I had a similar issue once with the CPU lights... They are in fact on their own GI circuit, I replaced my GI header and they stopped working, as did half the backbox insert lights.
Upon reinspection of my work, it turned out that when I flowed the solder from the back of the board, it did not flow through to the pads on the front. You cannot see this because of the white plastic base on the front. so reflowing the pins with a tad more solder resolved the problems.

#10173 11 months ago
Quoted from TheOnlyest:

Upon reinspection of my work, it turned out that when I flowed the solder from the back of the board, it did not flow through to the pads on the front.
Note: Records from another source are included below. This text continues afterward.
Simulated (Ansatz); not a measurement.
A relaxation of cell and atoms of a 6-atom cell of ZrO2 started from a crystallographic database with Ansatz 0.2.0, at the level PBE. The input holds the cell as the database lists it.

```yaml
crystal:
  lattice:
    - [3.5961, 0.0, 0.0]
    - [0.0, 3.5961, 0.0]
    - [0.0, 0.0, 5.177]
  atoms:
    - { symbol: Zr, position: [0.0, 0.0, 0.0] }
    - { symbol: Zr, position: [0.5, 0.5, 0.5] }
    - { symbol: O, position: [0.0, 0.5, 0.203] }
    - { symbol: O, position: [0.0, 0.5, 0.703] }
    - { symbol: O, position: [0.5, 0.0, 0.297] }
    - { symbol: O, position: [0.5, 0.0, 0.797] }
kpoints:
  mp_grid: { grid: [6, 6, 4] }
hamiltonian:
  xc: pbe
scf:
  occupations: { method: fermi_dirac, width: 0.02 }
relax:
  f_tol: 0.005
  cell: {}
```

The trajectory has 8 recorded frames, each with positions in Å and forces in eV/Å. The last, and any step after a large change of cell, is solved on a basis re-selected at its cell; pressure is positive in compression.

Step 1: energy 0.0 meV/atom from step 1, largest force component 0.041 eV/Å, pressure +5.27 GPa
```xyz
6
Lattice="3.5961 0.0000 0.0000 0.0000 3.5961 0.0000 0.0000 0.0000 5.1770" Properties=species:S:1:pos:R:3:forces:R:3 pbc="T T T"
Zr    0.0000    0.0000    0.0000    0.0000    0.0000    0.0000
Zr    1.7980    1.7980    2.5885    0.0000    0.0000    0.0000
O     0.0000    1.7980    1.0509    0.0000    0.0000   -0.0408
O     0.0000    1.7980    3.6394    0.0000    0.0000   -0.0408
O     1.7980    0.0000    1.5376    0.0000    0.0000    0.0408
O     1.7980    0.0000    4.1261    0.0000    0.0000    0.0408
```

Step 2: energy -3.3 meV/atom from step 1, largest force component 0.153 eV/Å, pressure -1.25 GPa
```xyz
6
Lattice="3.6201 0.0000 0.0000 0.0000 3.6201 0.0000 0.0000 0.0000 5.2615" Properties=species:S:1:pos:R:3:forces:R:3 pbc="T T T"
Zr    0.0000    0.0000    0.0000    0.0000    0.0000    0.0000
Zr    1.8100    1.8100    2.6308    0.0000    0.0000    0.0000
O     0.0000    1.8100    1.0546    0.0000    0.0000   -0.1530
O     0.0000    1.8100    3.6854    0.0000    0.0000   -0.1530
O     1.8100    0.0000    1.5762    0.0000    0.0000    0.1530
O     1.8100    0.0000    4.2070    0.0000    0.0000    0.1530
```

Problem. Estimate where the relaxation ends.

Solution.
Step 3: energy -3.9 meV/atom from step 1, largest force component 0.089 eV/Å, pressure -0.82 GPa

Usually there’s a through board barrel connecting the top and bottom pads. Perhaps it was damaged. Look up a “solder stitch” for a good solution to that problem.

#10174 11 months ago
Quoted from docquest:

I got mine from here:
https://retrocity.com.au/
It came with speakers and a new metal speaker panel with the color dmd preinstalled.
[quoted image]
Stumbler sells them as well. I think he also includes bezel art that is redone to fit the wider panels.
https://stumblorpinball.com/collections/hd-pin2dmd

+1 for a Stumblor as well. He supplied one for my TAF, and it looks awesome.

#10175 11 months ago

Love T2. Normally not a fan of coloured GI but for T2 I make an exception with the ice blue! New Decals, 2k playfield… just how I like it.- The Austrian Oak Arnie - T2 always has a place in my home here in Austria.

Regards Darryl.

0C551BBF-B124-4336-9E6E-8794E0FCBC6F (resized).jpeg0C551BBF-B124-4336-9E6E-8794E0FCBC6F (resized).jpeg50E28491-F640-416A-BC21-A2B91F6EF578 (resized).jpeg50E28491-F640-416A-BC21-A2B91F6EF578 (resized).jpeg7A746BD1-FD92-4907-90F6-F8969BA0BC52 (resized).jpeg7A746BD1-FD92-4907-90F6-F8969BA0BC52 (resized).jpeg996B33FA-22F1-460B-918B-65379A01804E (resized).jpeg996B33FA-22F1-460B-918B-65379A01804E (resized).jpegC12CE037-6564-46FD-91E8-EB782D8D0411 (resized).jpegC12CE037-6564-46FD-91E8-EB782D8D0411 (resized).jpegCB278A80-B838-4C31-B02E-AC163405CA78 (resized).jpegCB278A80-B838-4C31-B02E-AC163405CA78 (resized).jpeg
#10176 11 months ago

Hello,

I would like to pronounce that L8-4 Game Rom is nearly finished.
We left the testing period and now we are working on the documentation.
Next I try to get in contact with Jay from IPDB to upload all necessary files for public use.
Don't be fooled by offers to buy. This is not an officially approved PPS product.
Please note, there's no commercial intention, we just want to make T2 pinball machine better.

regards
Averell

#10177 11 months ago
Quoted from Averell:

Hello,
I would like to pronounce that L8-4 Game Rom is nearly finished.
We left the testing period and now we are working on the documentation.
Next I try to get in contact with Jay from IPDB to upload all necessary files for public use.
Don't be fooled by offers to buy. This is not an officially approved PPS product.
Please note, there's no commercial intention, we just want to make T2 pinball machine better.
regards
Averell

Awesome. I was trying to get some things I found odd with 8.3 but I see I probably waited too long. Hopefully one or more of these are bugs or features fixed in 8.4.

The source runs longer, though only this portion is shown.